Five Nights at Freddy's

Universal Pictures

This piece was written during the 2023 WGA and SAG-AFTRA strikes.
Without the labor of the writers and actors currently on strike, the movie being covered here wouldn’t exist.

There’s no denying how massively popular Scott Cawthon’s Five Nights at Freddy’s is and continues to attract millions of new gamers worldwide. With its simple design and effective execution, the original game is not only masterfully paced and atmospheric but also damn terrifying. It’s astounding how clicking at multiple cameras and hearing Mike Schmidt’s breaths permeates enough dread to keep anyone glued to their screens, no matter how scared someone may be while playing. 

Of course, a film adaptation was inevitable and languished in development hell for many years, with Gil Kenan and Chris Columbus once attached as directors. The two ultimately left the project and were retooled with Emma Tammi behind the camera. Cawthon, who developed the lore and franchise of Five Nights at Freddy’s, co-wrote the script with Tammi and Seth Cuddeback. While deep-cut references to the game, and overall fandom, are present and could make any fan squeal in total bewilderment when they hear the name “William Afton” or see YouTuber MatPat cameo and drop the word “theory,” they aren’t substitutes for a good story with well-developed characters and fun scares. 

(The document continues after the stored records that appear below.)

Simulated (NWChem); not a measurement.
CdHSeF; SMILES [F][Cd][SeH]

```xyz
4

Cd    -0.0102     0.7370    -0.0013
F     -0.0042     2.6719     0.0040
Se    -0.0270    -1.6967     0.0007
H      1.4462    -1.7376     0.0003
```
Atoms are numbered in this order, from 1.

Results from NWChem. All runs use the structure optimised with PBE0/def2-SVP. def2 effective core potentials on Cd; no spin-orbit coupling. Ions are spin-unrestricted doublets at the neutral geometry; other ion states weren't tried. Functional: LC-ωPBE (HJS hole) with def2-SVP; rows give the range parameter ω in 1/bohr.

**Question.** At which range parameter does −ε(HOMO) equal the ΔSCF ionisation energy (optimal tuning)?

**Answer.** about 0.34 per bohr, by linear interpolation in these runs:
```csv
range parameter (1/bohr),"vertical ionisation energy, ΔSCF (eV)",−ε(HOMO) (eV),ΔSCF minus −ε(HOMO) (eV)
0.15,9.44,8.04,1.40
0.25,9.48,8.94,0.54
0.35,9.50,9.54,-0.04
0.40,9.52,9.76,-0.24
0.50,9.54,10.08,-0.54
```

Instead of focusing on what made the game so great (living animatronics who haunt the security guard at night), Tammi, Cawthon, and Cuddeback attempt to do a character study on trauma. Perhaps it would be better suited for a Halloween film (as Jamie Lee Curtis once said, “It’s about trauwma”), but not Five Nights at Freddy’s. In any event, audiences will have to sit through painstaking sequences of exposition where Mike Schmidt (Josh Hutcherson) dreams about his brother (Lucas Grant) getting abducted by William Afton over and over and over again to figure out exactly what The Missing Children, whom the Freddy Fazbear animatronics are controlled by, want from him and his sister, Abby (Piper Rubio). 

Mike recently took a job at Freddy Fazbear’s Pizza, under the counseling of Steve Raglan (Matthew Lillard), and believes he has a stronger connection to his dreams when he SLEEPS at a restaurant with LIVING, BREATHING ANIMATRONICS than at home in his bed. It might’ve been more entertaining if Sharkboy suddenly showed up and went, “Just relax, lay about, or my fist will put you out. Dream, dream, dream, dream, dream, dream,” because most of the movie is focused on Mike attempting to figure out what the “Ghost Kids” want to save Abby instead of him slowly realizing that the animatronics in this chintzy pizzeria are alive and out for blood. 

When Cawthon expanded the Five Nights at Freddy’s franchise, it started overcomplicating itself. The film seems to try and pluck everything from the past decade of Five Nights at Freddy’s lore but never focuses on the singular aspect that made the first game so memorable: it was simple. Of course, there was a deeper story behind it, but the game's core was simple. There were no fluff and drawn-out scenes of exposition. It quickly plunged the gamer inside Freddy Fazbear, who had to figure out how to navigate the environment independently. 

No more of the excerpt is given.